Cigarette retailers scammed Anchorage out of $1.3M in taxes, indictment says

casey.grove@adn.comJuly 23, 2013 

Eight tobacco sellers are charged with avoiding more than $1.3 million in Anchorage cigarette taxes over three years by exploiting a weakness in how the city collects the tax, one of its most lucrative revenue streams.

The defendants are charged in federal court with mail fraud, money laundering and conspiracy to make false statements regarding the distribution of cigarettes. They are:

- Michael Butler and Sun Sims, owners of Up In Smoke, Golden Eagle Tobacco, and Longmere Lake Grocery and Liquor;

- Kimberly Sims, daughter of Butler and Sims and manager of Up In Smoke;

- In Sook Baik, owner of two Shell gas stations in Anchorage;

- Kyong Hee Kim, owner of Mini Stop Grocery;

-Jae Ho Lee, owner of Cheap Smokes;

- Jae Gak Lee, owner of Party Time Liquor; and

- Jerry Lee, owner of Lucky Seven Foodmart.

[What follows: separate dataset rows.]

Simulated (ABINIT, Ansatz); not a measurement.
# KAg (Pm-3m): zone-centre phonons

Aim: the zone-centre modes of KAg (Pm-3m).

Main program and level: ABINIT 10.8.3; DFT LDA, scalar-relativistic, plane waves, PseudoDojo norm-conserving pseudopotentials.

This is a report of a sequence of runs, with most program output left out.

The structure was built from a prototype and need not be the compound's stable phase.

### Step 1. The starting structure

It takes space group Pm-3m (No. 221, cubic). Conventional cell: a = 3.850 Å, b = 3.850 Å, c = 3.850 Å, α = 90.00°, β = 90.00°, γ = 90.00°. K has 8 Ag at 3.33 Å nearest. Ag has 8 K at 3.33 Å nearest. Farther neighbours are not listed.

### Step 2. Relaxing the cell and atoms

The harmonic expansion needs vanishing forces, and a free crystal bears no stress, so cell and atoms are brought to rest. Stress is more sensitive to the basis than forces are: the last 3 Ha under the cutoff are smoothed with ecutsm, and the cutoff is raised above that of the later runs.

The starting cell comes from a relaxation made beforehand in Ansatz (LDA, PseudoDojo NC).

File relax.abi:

According to the indictment, the defendants lied to wholesale tobacco distributors when buying cigarettes. The distributors are required to include the city's $2.20-a-pack tobacco tax on sales to Anchorage retailers, but they can also sell untaxed tobacco to retailers in communities that do not have such a tax.

From 2009 to 2012, the defendants allegedly told two wholesalers, which are not named in the indictment, that some of the cigarettes they bought were to be retailed at two shops owned by Butler and Sims in Kenai and Sterling, which do not have an excise tobacco tax. In exchange, Butler and Sims got a kickback from the Anchorage retailers they supplied, the indictment says.

"The defendants sold the cigarettes purchased through this scheme within (Anchorage) and charged the consumer a price that appeared to include the evaded cigarette excise tax, thus increasing their profit margin on the sale of cigarettes," prosecutors wrote in the indictment.

"Approximately every week during this time frame, Michael Butler, Sun Sims, and Kimberly Sims collected and received this fee plus the wholesale cost of the cigarettes, totaling approximately $3,600,000 in the form of cash or check, from In Sook Baik, Kyong Hee Kim, Jae Ho Lee, Jae Gak Lee and Jerry Lee."

According to the indictment, the total amount of city tax they avoided paying was more than $1,375,000, much of which federal prosecutors intend to go after through criminal forfeiture allegations. In a series of search warrant executions, federal agents in October seized more than $1.2 million in funds from the defendants, including hundreds of one-ounce silver coins and hundreds of thousands of dollars in cash kept in some of their homes, the indictment says.

Assistant U.S. Attorney Stephan Collins said Tuesday the coordinated searches, which law enforcement wouldn't comment on at the time, were related to the prosecution of Butler, Sims and the others.

"I can't comment on whether one was the ringleader or the others knew about their tax exempt status and approached them," Collins said.

Anchorage's tobacco tax, in place since 1989, is among of the city's top five revenue streams, bringing in an average of $22 million a year, according to the city's treasurer, Daniel Moore, and chief financial officer, Lucinda Mahoney. That is roughly 4.6 percent of all city revenue, not including state money for schools, Moore said.

"It's many, many millions of cigarettes imported into Anchorage every year," Moore said.

If what prosecutors say is true, the alleged tobacco tax evaders took a significant chunk from the city's tax revenue, Mahoney said. City revenue officials are looking at ways to make it more difficult to shirk the tax, she said.

"We do believe there is some room for improvement and we're working on that now," Moore said. "It's basically to address any type of loopholes that may have been used in the past."